Kimi No Na Wa is
possibly the best film of 2016. Certainly, it was the film I most enjoyed this
year. Also known as Your Name, is a
love story, and a body-swapping adventure, and a time travelling coming of age
story. But fundamentally, it’s a story about separation and connection.
I needn’t sing the praises of the film; many are doing that
already. What interests me is how acutely real the whole premise is. Taki
(male) and Mitsuha (female) swap bodies with each other when they go to sleep,
living out a Freaky Friday-esque
scenario, but through smartphones and notebooks (the paper kind) are able to
leave messages for one another, and form a relationship.
What strikes me about the film, besides its quality, is that
the apparently mystical happenings and interactions between the film’s
protagonists describe, with a decent number of similarities, many online
friendships.
Certainly the medium of communication used (text message,
for the most part) is a parallel, but how about being able to actually
experience the day to day activities of another person? With the advent of
social media, we can ‘check in’ for breakfast, photograph and distribute our
meal, tweet about the bus ride home and review the TV show we watch that
evening.
I suggest if one were tenacious enough they could imitate
someone else’s life to a reasonable extent merely by, in the digital sense, following them. When you think about it
in this context, the follow button can look a little bit creepy.

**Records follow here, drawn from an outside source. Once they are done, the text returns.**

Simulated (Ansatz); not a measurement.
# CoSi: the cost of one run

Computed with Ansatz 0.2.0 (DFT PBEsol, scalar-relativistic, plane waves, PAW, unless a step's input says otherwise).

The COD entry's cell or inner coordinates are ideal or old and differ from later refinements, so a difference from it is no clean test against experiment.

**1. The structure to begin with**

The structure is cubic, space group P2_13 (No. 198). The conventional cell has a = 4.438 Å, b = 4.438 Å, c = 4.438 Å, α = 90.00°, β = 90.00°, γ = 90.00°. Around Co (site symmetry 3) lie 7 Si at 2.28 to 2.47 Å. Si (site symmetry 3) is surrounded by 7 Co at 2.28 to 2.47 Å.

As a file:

Is this the intention of the film, to highlight online
relationships? I don’t think so; I think the filmmakers just wanted to tell a good
story. But they do acknowledge the similarities – Taki’s friend asks, as they
travel to meet Mitsuha, whether she is an online friend.
Does this invalidate their relationship, or others? It’s not
for me to comment on the substance of online relationships, only to say their
presence in society is becoming ever more pronounced. If art is meant to be a
mirror to society, well then, I think the film does this very well, whether it
intended to or not. And, perhaps oddly, makes Taki and Mitsuha’s relationship
seem all that more real.
Of course the internet has been used in a similar context
before. The most prominent early example of online relationships in film I can
think of is You’ve Got Mail, where
emailing is use to create a somewhat comedic divide. Divide is the lifeblood of
romance – look at Romeo and Juliet –
and this is because a good love story cannot be good without some struggle and
obstacle to overcome. In this regard, Your Name is no different.
But it’s struggle goes a step beyond the trope developed in You’ve Got Mail. The film doesn’t just
present long distance and non-physical communication; it does it whilst
removing the privacy of the computer screen, or, formally, the physical mail
box. It shows a relationship where, at the earliest stages, one party may peer
intimately into the life of the other, and vice versa.
This magical, time-travelling story is perhaps the most
accurate depiction of 21st century love yet to be put on film. At
the very least it is a scenario that is here to stay.